That said, there are cases where you need to ensure that once data is ingested, it’s available on a certain number of replicas, preferably all replicas. The problem is that it’s harder to work with in a fault-tolerant system. By default, ClickHouse is quite resilient: it sacrifices strong consistency in favor of availability and partition tolerance. You can keep ingesting data, and it will eventually become consistent once the issues preventing replication are resolved. For example, after a network partition, replicas will resynchronize when connectivity is restored. It’s not always perfect, sometimes you need to intervene manually, but the default behavior is robust.

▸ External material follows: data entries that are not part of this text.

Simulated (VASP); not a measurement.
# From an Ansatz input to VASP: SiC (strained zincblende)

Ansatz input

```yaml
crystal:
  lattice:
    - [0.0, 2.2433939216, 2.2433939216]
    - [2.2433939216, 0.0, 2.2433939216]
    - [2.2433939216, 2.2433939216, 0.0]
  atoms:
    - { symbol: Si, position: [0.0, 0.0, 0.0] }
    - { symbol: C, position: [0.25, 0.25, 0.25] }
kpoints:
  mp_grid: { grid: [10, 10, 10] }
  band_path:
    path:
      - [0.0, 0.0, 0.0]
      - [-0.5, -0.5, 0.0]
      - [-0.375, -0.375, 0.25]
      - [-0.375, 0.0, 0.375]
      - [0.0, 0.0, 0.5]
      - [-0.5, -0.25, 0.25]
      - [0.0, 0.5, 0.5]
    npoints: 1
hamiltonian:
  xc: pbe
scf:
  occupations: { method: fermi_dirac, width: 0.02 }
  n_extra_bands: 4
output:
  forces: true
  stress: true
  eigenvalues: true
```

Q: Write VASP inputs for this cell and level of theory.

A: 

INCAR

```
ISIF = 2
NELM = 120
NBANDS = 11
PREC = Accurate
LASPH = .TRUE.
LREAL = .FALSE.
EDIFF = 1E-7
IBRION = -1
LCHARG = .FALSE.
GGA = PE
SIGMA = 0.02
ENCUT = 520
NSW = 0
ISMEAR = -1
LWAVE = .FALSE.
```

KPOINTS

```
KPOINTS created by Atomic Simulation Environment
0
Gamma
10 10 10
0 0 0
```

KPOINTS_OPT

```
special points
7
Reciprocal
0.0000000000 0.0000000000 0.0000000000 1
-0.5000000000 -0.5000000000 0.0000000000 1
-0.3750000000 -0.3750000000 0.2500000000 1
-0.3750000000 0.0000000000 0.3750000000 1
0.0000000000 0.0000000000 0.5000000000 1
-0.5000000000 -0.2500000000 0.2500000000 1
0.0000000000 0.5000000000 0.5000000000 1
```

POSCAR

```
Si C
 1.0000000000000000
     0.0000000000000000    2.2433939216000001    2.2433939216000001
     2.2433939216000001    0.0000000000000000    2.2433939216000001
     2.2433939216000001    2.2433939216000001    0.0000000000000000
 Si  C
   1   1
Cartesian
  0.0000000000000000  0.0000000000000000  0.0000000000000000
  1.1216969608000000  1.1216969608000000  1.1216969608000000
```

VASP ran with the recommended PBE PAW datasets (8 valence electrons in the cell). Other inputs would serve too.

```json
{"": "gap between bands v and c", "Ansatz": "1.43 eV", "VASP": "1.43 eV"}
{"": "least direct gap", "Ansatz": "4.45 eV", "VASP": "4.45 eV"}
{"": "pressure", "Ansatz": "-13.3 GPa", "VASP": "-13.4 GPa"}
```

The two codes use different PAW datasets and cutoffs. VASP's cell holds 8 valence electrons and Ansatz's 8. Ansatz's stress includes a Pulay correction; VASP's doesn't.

Insert quorum forces ClickHouse to operate in a synchronous mode, essentially a distributed commit. The impact on data loading is that it increases the latency of each insert. For example, with a two-replica cluster, the minimum quorum is one, so there’s no real point in using quorum there. But with three replicas and a minimum quorum of two, in a DR scenario where one replica is in a remote data center with 50-100ms latency, every single part commit will incur that additional network latency.

[00:19:25.23]

If the geographically closest replica is down, and your quorum is two, you’re now forced to use that distant replica. You can also set quorum to `auto`, which dynamically probes replicas, but that probing process has its own cost and will increase ingestion latency. I would recommend insert quorum only for sensitive data where consistency guarantees are critical, not for high-throughput workloads.

[00:20:06.02]

It goes back to that quote: there are no perfect solutions, only trade-offs.

[00:20:12.08]

Exactly. I prefer the asynchronous approach, and then you either design your application to handle occasional data that isn’t yet available, or you can use ClickHouse’s sharding features to abstract some of that. For example, by distributing reads across replicas and skipping replicas that are behind by more than X seconds. That said, one common mistake is to ingest all data into a single replica. That replica won’t have much to replicate, meaning if you’re querying across your cluster, it will rarely be “too late” and may end up serving more read queries than the others in your shards. That can actually work in favor of read scaling, but again, it’s a trade-off. It may make sense for small tables.

[00:21:23.15]

That’s why we like ClickHouse. It gives us so many options. The next section is about performance at the table level with ORDER BY. Choosing ORDER BY keys: The first question in this section is, what role does ORDER BY play in ClickHouse storage and query execution?

[00:21:51.04]

For storage, the biggest impact is compression ratio. Second is that having a column sorted in a particular order helps when you need to scan it. ClickHouse can also use your ORDER BY to optimize certain queries via two mechanisms: `optimize_read_in_order` and `optimize_aggregation_in_order`. If you have `ORDER BY (A, B, C)` and your query groups by A, B, and C, ClickHouse can split the data and generate aggregation states across multiple threads without needing a shared data structure. When data is not read in a consistent order, ClickHouse has to maintain a shared hash table that all threads access simultaneously. When reading in order and the GROUP BY matches your ORDER BY, you can apply aggregation without that shared overhead.

[00:23:15.24]

If you omit the PRIMARY KEY, it defaults to being equal to your ORDER BY. That’s actually common: most tables we review don’t have an explicit PRIMARY KEY for that reason. So for this question we can assume ORDER BY equals PRIMARY KEY.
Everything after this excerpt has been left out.